A couple of years ago the Walton Foundation was able to buy their own shop at the University of Arkansas to churn out propaganda to support the type of conservative education agenda that would make all of America Walmart employees or Walmart shoppers--or both. As Chair of the new department paid for with $20,000,000 of Walton money, who else--Jay P. Greene, who has manhandled and simmered more statistical data for the Manhattan Institute than you can shake a graphing calculator at.
This is background, then, for this post at the Arkansas Blog, which offers the skinny on a new research products manufactured by Greene and Co. just in time to kick off the big campaign there for merit pay based, of course, on test scores:
The merit pay train leaves the station from the state Capitol at 2 p.m. tomorrow, when faculty members at the University of Arkansas present an evaluation of merit pay experiments in the Little Rock School District. (Noted: The UA is a major recipient of Walton Foundation money. The department doing the evaluation is a major recipient of Walton money. Walton money is promoting merit pay, charter schools and other "reform" all across America. Walton money is supporting the merit pay experiment in the Little Rock School District, with notable aid from Democrat-Gazette publisher Walter Hussman.)
The finding: No surprise here. Merit pay holds promise. More experimenting and testing are needed.
Pardon my sarcasm. Suspicion naturally arises from the multiple connections and the fact that the publicly financed UA refused our FOI request for this report since last Thursday. The report was provided to certain insiders -- supporters of the program -- and one of them was kind enough to supply a copy to us today. Secrecy about this project has been a black mark on the effort from the start.

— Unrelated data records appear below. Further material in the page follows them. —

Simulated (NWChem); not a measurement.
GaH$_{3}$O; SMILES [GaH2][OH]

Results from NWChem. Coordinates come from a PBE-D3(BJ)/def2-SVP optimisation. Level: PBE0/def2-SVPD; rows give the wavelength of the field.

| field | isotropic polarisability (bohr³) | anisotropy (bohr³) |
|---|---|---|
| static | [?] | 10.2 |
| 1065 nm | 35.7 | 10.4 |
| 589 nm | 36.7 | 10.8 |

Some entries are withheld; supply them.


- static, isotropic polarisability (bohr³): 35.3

I'll put the verbatim executive summary on the jump. The meat comes later, in test score comparisons between two schools using merit pay projects (Wakefield and Meadowcliff) and three not using them (Base Line, Chicot and Franklin). But I'm unable to post that data at the moment. There is, however, very little in the way of apples-to-apples comparison of student test scores. In the end, because of a number of variables, the only true comparison is how fourth- and fifth-grade students at one school, Wakefield, performed on a math test, compared with an average from three non-merit-pay schools. Another flaw, in my view, is that the two merit pay project schools -- with about 80 percent minority student bodies -- are compared against an average score of three schools with differing demographic makeups, including one, Franklin, a virtually all-black school with very low scores. I don't see group-to-group comparisons of individual student advancement -- among poor students at a merit pay school vs. poor at a single comparable school, black vs. black, non-black vs. non-black These schools happen to fall in an area where an interesting demographic difference may be emerging based on some recent data -- the relatively strong performance of the rising Hispanic population, particularly versus black students -- and I'm not sure any thought has been given to that.
Teacher opinion surveys produced a finding that teachers at merit pay schools didn't think they worked harder or more innovatively than other teachers, but they found a more positive atmosphere. Yes, they liked higher pay.
It is a shame that the presentation won't be rolled out in a true open forum. It should have been peer reviewed and distributed to those with differing viewpoints in time for study and informed questioning. But this is a political and public relations process at work tomorrow, with academic researchers as props.